There are some other howlers as well, including the rise of copyright trolls, filing over 250,000 lawsuits against people for copyright infringement -- which the filing here uses as some sort of weird evidence that BitTorrent must be illegal, apparently completely unable to distinguish between a tool and the actions that some use that tool to accomplish.
Even more bizarre, the filing uses the fact that CNET had an article highlighting a legal use of BitTorrent (by the band Counting Crows who purposely released some tracks via BitTorrent) as evidence that CNET encourages people to infringe:
Defendants also use the purported “news” arms of their websites to dress up the marketing of bittorrent applications as legitimate news reporting. For example, CNET editor Seth Rosenblatt (the same individual who authored the fivestar review of uTorrent), wrote a May 14, 2012 article published and available on Defendants website titled “Download This Mr. Jones,” ostensibly about how the recording artist the Counting Crows had partnered with the software publisher of uTorrent to release their music for free download via torrent.... In a portion of the article quoting the lead singer of the Counting Crows regarding the 150 million users of uTorrent, Rosenblatt included hyperlinks accompanied by the word “download” to the CNET download pages for uTorrent and BitTorrent.The idea that CNET's news operation deserves sarcastic "quotes" around it is ridiculous. News.com has been one of, if not the, leading tech news publication for at least a decade and a half. And the idea that this story wasn't actually newsworthy, as implied here, is simply ridiculous. Lots of publications covered it, not to push people to download BitTorrent, but because it was newsworthy. But much of the argument relies on news reporters talking about various issues related to BitTorrent, and then arguing that this is all some sort of front to push more people to download BitTorrent. To put it simply: this is insane. News.com and Download.com. I've known people associated with both properties, and the idea that they write articles about BitTorrent to try to drive more downloads is ridiculous.

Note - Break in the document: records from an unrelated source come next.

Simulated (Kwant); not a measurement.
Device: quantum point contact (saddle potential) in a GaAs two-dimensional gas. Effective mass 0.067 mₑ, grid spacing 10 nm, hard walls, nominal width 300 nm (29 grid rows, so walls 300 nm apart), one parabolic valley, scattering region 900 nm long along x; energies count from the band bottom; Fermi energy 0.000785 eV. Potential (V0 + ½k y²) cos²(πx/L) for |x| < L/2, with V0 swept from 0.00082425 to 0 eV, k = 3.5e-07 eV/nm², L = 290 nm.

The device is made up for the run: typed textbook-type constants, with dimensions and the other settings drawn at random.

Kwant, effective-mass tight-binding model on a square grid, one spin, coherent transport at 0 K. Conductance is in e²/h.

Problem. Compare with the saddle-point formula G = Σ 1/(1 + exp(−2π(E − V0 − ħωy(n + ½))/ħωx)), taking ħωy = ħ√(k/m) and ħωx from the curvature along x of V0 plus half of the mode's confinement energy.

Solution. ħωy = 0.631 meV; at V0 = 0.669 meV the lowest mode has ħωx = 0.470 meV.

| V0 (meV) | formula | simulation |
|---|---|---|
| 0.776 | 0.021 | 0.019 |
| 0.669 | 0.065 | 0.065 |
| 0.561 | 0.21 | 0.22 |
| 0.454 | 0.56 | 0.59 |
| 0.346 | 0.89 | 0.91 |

But, even ignoring that, then arguing that all BitTorrent-related products should be barred from download isn't just overkill, it's pushing a rather scary and unique legal theory that sites should be barred from distributing software -- made by parties not even represented in the lawsuit -- just because one party doesn't like how some of the users of that software use it. If there's infringement it's on the part of some potential end users, but rather than going after them, this lawsuit doesn't just go one step back (to the software providers), but an even further level back to the platform that enables software downloads, and claiming that somehow they're all responsible for this.
It seems pretty clear that this lawsuit is really designed to be a nuisance for CBS, but the legal theories are highly questionable and the requested injunction is a massive overreach. Hopefully the court recognizes just how much an overreach this request really is.